Modern-day businesses tend to utilize various tools and platforms for advertising, sales, and customer support which create individual data silos. Decision-makers, thus need to consolidate all of these data silos in one place and then analyze the data for a complete understanding of the business across various verticals. However, most of these tools are not inter-compatible, most offering CSV or Google Sheets file export options. Thus various sheets need to be downloaded from each software and consolidated in Google Sheets for analysis. In this article, we will see just how effective Google Sheets is for comprehensive data analysis.

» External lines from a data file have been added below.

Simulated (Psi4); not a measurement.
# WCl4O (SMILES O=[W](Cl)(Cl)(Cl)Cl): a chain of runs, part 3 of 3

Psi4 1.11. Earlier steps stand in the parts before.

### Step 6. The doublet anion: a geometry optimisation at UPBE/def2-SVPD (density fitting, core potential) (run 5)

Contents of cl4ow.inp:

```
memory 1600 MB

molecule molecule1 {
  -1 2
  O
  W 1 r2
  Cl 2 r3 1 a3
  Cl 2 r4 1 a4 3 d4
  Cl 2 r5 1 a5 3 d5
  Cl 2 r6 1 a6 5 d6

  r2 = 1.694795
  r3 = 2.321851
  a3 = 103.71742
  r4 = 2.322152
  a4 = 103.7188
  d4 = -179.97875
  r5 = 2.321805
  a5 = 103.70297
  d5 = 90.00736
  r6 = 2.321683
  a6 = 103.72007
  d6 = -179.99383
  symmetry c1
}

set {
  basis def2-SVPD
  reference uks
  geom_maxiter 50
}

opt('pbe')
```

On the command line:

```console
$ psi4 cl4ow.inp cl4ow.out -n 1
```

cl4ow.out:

How does Data Analysis help in Sales & Marketing

Data Analysis will provide deeper insights that are used to optimize marketing campaigns. Be it their budget allocations, target audience, or geography. Let us cite an instance: a marketing manager is planning for a paid campaign on Google. He will definitely have a basic idea of the number of clicks the ad will generate within a particular timeframe, based on keyword trends, bounce rates on the landing page, and the number of leads that will be generated from those clicks. A comprehensive data analysis will reveal the expected revenue/profits that will be generated from this campaign, enabling him to easily calculate ROI and optimize the marketing budgets accordingly, and set benchmarks for each campaign.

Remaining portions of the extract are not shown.